During the initial meeting at the famous functionalist Villa Tugendhat, Rector Mikuláš Bek drew attention to the improved international rating of the university and the higher scores in two respected rankings by the Times Higher Education magazine and Quacquarelli Symonds World University Rankings. The vice-rector for research, Petr Dvořák, also underlined a very positive development with regard to the position in the Nature Index, which tracks the global impact of publications in the most influential journals. Nature Index does not track social sciences and humanities but paints a true picture of the rest of the university.
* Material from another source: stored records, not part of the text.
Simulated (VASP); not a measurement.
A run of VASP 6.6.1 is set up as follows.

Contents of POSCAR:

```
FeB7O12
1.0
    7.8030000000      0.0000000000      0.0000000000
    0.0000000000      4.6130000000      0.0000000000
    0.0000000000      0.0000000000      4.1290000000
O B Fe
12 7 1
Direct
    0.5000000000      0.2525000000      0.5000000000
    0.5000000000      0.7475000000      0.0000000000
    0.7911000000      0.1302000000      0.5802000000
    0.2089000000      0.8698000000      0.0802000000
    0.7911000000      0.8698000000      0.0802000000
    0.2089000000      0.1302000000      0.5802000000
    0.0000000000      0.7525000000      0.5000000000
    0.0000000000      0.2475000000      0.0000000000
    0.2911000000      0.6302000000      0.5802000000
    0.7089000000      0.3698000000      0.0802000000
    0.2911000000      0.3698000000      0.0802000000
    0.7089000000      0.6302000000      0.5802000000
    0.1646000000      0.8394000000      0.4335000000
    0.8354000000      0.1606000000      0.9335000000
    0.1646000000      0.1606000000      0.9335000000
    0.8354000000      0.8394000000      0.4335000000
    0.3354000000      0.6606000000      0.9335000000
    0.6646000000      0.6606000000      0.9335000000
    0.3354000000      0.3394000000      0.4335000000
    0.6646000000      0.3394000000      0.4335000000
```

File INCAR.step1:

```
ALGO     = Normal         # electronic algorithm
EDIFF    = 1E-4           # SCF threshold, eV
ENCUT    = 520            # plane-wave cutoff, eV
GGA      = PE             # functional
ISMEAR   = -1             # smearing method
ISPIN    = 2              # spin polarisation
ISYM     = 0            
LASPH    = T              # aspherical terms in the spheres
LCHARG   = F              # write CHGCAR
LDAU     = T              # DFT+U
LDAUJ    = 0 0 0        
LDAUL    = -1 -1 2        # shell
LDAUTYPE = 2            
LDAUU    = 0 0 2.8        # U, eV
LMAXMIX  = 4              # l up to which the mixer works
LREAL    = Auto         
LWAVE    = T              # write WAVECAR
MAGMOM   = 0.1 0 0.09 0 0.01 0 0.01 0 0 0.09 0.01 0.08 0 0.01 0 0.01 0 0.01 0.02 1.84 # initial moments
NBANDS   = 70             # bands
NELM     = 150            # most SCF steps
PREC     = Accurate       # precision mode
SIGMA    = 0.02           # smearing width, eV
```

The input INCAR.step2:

Dvořák also summed up the step that the university had taken in reaction to the initial board recommendations. The biggest revisions were made in research funding from the internal Grant Agency of Masaryk University and especially in creating a new prestigious grant called the Muni Award. This grant is designed for academics from abroad and there are currently ten applications pending for the grant from top researchers.
As Dvořák noted, the insights of the MU International Scientific Advisory Board played a major role in drafting the application for institutional accreditation, which has been submitted in recent days.
At this year’s meeting, members of the International Scientific Advisory Board discussed internal evaluations and the allocation of finances within the university, which is related to the ongoing changes in research evaluation in the Czech Republic. Other topics included increasing the mobility of postdocs, implementing high standards for PhD studies including the admission procedure, and making the university generally more attractive to top academics from abroad.
In addition, the board took part in a lively discussion with the vice-deans for research and doctoral studies. This meeting addressed the various pitfalls and intricacies of implementing the board’s recommendations and produced many new ideas for future changes.
Speaking immediately after the meeting, the board chair, Professor Jiřičný, emphasized that the board members were delighted with the university’s willingness and drive for changes. “We were pleasantly surprised to see that many shared things had changed over the past year and that the attitude of the individual faculties to our recommendations is very welcoming and constructive while change is happening at all levels.